SAY IT AIN'T SO: D.B. Sweeney, who became an actor after a college knee injury ended his hopes of playing baseball professionally, insisted on doing his own batting and fielding when he portrayed Shoeless Joe Jackson in John Sayles's new movie, Eight Men Out. "I was determined to do everything as authentically as possible, unlike Gary Cooper, who looked like a stiff during his game scenes in [1942's] The Pride of the Yankees," says Sweeney. He contends that too many movies about the national pastime have struck out with him when it comes to the on-field scenes. "I think it's particularly stupid that filmmakers have traditionally said, 'Yeah, I like baseball, but the movie's not going to be about the intricacies of the game.' I mean, you wouldn't cast an overweight guy with stubble if you were doing a ballet film."

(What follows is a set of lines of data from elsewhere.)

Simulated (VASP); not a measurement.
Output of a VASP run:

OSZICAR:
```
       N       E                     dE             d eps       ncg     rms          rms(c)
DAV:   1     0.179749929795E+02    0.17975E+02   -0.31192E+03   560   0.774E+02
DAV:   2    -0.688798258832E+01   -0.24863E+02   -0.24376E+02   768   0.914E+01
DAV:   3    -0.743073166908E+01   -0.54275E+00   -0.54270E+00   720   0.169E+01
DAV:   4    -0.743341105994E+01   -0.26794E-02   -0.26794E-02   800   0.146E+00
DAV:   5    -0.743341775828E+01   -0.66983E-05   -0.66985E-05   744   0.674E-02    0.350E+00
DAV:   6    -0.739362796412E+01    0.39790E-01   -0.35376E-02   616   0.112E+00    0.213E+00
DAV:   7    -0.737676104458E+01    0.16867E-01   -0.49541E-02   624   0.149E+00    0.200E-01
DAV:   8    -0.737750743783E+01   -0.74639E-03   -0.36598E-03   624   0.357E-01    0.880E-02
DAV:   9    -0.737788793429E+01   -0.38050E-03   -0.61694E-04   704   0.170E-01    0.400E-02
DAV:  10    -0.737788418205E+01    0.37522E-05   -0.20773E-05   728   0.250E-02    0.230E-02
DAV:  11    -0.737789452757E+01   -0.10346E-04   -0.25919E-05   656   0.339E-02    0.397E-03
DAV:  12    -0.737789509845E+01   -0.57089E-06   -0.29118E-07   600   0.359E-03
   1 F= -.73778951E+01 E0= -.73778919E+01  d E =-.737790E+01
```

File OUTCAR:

SEOUL FOOD: Loretta Swit went to South Korea recently for an Olympics show. While there, she joined members of the International Fund for Animal Welfare, a group campaigning against the sometimes brutal methods used in Korea for killing dogs and cats, on a visit to Seoul's meat markets. "If these people must eat these animals, which are eaten by wealthy Koreans as a delicacy, then at least the torture should be outlawed. Fortunately, the South Korean government has finally agreed to adopt anticruelty laws thanks to our efforts," the ex-M*A*S*H star says. "Our ultimate aim is to teach the kids that they can also love dogs and cats as pets and not food."
NO KIDDING: Don't expect River Phoenix, the teenage standout in 1986's Stand by Me and current star of Running on Empty, to criticize being an adolescent Hollywood star. "I don't feel I've been deprived of my childhood," says the 18-year-old Phoenix, who has been acting since he was 10. "If I were living the average childhood right now, then I'd feel deprived because I wouldn't be doing this. You know, the grass is always greener on the other side, but you get to a point where you say, 'Sure, [being a normal kid] looks attractive, but you have it good, so just be thankful.' Acting has exposed me to a lot of different things. If I weren't an actor, I'd probably still be in some little town somewhere going to school doing something really average and boring, so I'm happy for now."
TOURIST TRAPPINGS: Unlike his daughter Princess Diana, whose marriage affords her the privacy of Kensington Palace, Highgrove and two other royal digs, cash-poor Edward John Spencer has had to turn his 16th-century house, Althorp, in North-amptonshire, into a tourist attraction. The Earl and wife Raine allow tours of the place, run a gift shop selling souvenirs and rent out its state dining room for parties. Now they are considering renting rooms overnight to tourists, which has led to charges by some that the couple has become too commercial. "If people say silly, snobbish things about that," Spencer told London's Daily Express, " 'Stuff it' is what I say. There's a lot of land and pictures here, but no cash. My father spent his life in the red. We had to sell a Reynolds and a Van Dyck to make this place pay so we can keep on living here, and we have to give parties—and if that includes a party for Tupperware manufacturers, why not?"
SALAD DAZE: For anyone who has ever lived alone in a big city, Amy Irving's new movie, Crossing Delancey, has a depressingly familiar scene in which her character stops for a lonely take-out dinner at her neighborhood salad bar. "There's a lot of me in there. I remember being single in New York City," says Irving, who falls for pickle man Peter Riegert in the movie and has been married in real life to Steven Spielberg since 1985. "I remember the feeling of being in the salad bar by myself. Actually, I remember more clearly when Campbell's soup came out with Soup-for-One and being too embarrassed to buy it because everyone would know that you were going home alone."